In the bash below the unique headers of each vcf.gz are stored in a text file with the same name. There can be multiple vcf.gz in a directory, usually 3 files, that I need to fix the header in each file before further processing it. My question is how can I match each text file (using only the numerical prefix) with its vcf.gz and pass the stored variables of each to the reheader code (# edit the header) ? Thank you :). I apologize for the long post just trying to include all the details.
The steps for the bash are below:
1. vcf.gz created (#gunzip files) - works as expected
2. unique undefined annotations for each vcf.gz - creates the _header.txt file but doesn't strip off the prefix
3. match and store vcf.gz as $file1 and .txt as $file2
4. run the bcftools reheader
5. repeat for other files
There are always 3 vcf.gz files in the following format below in the directory:
Files in /home/cmccabe/Desktop/NGS/test
16-0000_File-A_variant_strandbias_readcount.vcf.gz
16-0002_File-A_variant_strandbias_readcount.vcf.gz
16-0005_File-A_variant_strandbias_readcount.vcf.gz
The numeric prefix of each is always 7 characters xx-xxxx and unique. The portion of code in the portion of code below up until the # match files uses each vcf.gz file to create a corresponding .txt file with only the unique numeric prefix followed by _header.
Files in /home/cmccabe/Desktop/NGS/test (if code works as expected)
16-0000_File-A_variant_strandbias_readcount.vcf.gz
16-0002_File-B_variant_strandbias_readcount.vcf.gz
16-0005_File-A_variant_strandbias_readcount.vcf.gz
16-0000_header.txt
16-0002_header.txt
16-0005_header.txt
I am trying to match the 16-0000.vcf.gz with the 16-0000.txt and read 16-0000.vcf.gz into $file1 and 16-0000.txt into $file2.
These two variables $file1 and $file2 would be passed to the reheader command (# edit the header), below which is part of a loop.
After the $file1 and $file2 are processed for 16-0000, the process is repeated for the remaining two files, 16-0002 and 16-0005.

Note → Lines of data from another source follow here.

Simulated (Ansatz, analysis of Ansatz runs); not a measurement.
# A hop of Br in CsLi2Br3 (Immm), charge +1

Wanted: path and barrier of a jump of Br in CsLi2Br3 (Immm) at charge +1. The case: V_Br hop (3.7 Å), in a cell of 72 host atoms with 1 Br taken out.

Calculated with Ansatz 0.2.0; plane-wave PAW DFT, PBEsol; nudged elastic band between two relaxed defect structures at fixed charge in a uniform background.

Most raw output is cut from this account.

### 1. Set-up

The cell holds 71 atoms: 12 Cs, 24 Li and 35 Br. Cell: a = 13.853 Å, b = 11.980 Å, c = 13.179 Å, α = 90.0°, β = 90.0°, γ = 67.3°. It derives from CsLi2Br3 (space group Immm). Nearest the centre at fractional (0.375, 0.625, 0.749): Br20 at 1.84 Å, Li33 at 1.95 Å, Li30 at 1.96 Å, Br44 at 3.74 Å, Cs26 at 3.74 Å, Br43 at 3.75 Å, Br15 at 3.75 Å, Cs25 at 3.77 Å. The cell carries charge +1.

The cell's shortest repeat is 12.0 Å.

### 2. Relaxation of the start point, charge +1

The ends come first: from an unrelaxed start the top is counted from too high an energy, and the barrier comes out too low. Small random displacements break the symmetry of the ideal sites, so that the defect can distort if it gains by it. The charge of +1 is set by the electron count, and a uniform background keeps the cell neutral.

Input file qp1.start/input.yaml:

There is only one directory that contains the files and that is /home/cmccabe/Desktop/NGS/test. The numerical prefixes are not being stripped off and used to perform the match between files nor are the variables being passed to reheader. I hope this is a start, but there probably is a better way. Thank you :).
#!/bin/bash
# gunzip files
logfile=/home/cmccabe/Desktop/NGS/test/process.log
for f in /home/cmccabe/Desktop/NGS/test/*.vcf ; do
echo "Start vcf.gz creation: $(date) - file: $f"
bname=`basename $f`
gzip $f
echo "End vcf.gz creation: $(date) - file: $f"
done >> "$logfile"
# find undefined annotations
logfile=/home/cmccabe/Desktop/NGS/test/process.log
for f in /home/cmccabe/Desktop/NGS/test/*.vcf.gz ; do
echo "Start vcf missing header creation: $(date) - file: $f"
bname=`basename $f`
pref=${bname%%.vcf.gz}
bcftools view -h $f > /home/cmccabe/Desktop/NGS/test/${pref}_header.txt
echo "End missing header creation: $(date) - file: $f"
done >> "$logfile"
# match files
IAm=${0##*/}
InDir1='/home/cmccabe/Desktop/NGS/test'
InDir2='/home/cmccabe/Desktop/NGS/test'
OutDir='/home/cmccabe/Desktop/NGS/test'
cd "$InDir1"
for file1 in *.txt
do # Grab file prefix.
p=${file1%%_*}
# Find matching file2.
file2=$(printf '%s' "$InDir2/$p"_*.vcf)
if [ ! -f "$file2" ]
then printf '%s: No single file matching %s found.\n' "$IAm" \
"$file1" >&2
continue
fi
# store matches
out=${file1##*/} && ${file2##*/}
done
# edit the header
logfile=/home/cmccabe/Desktop/NGS/test/process.log
for f in /home/cmccabe/Desktop/NGS/test/*.vcf.gz ; do
echo "Start vcf edit header creation: $(date) - file: $f"
bname=`basename $f`
pref=${bname%%.vcf.gz}
bcftools reheader -h $file1 $file2 > ${pref}_fixed.vcf.gz
echo "End edit header creation: $(date) - file: $f"
done >> "$logfile"
Hi cmccabe! Were you able to solve this yourself? If not, what is your question exactly? How we can help you?